We conducted our audits in accordance with the standards of the Public Company Accounting Oversight
Board (United States). Those standards require that we plan and perform the audit to obtain
reasonable assurance about whether the financial statements are free of material misstatement. We
were not engaged to perform an audit of the Plans internal control over financial reporting. Our
audits included consideration of internal control over financial reporting as a basis for designing
audit procedures that are appropriate in the circumstances, but not for the purpose of expressing
an opinion on the effectiveness of the Plans internal control over financial reporting.

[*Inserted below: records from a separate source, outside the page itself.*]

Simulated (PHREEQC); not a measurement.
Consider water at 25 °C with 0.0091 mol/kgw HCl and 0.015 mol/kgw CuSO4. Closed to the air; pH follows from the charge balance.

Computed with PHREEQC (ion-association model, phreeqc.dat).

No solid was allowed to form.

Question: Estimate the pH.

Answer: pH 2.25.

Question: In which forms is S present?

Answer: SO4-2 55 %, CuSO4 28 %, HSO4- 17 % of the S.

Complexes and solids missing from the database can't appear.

Accordingly, we express no such opinion. An audit also includes examining, on a test basis,
evidence supporting the amounts and disclosures in the financial statements, assessing the
accounting principles used and significant estimates made by management, and evaluating the overall
financial statement presentation. We believe that our audits provide a reasonable basis for our
opinion.
In our opinion, the financial statements referred to above present fairly, in all material
respects, the assets available for benefits of the Plan at December 31, 2006 and 2005, and the
changes in its assets available for benefits for the year ended December 31, 2006, in conformity
with accounting principles generally accepted in the United States.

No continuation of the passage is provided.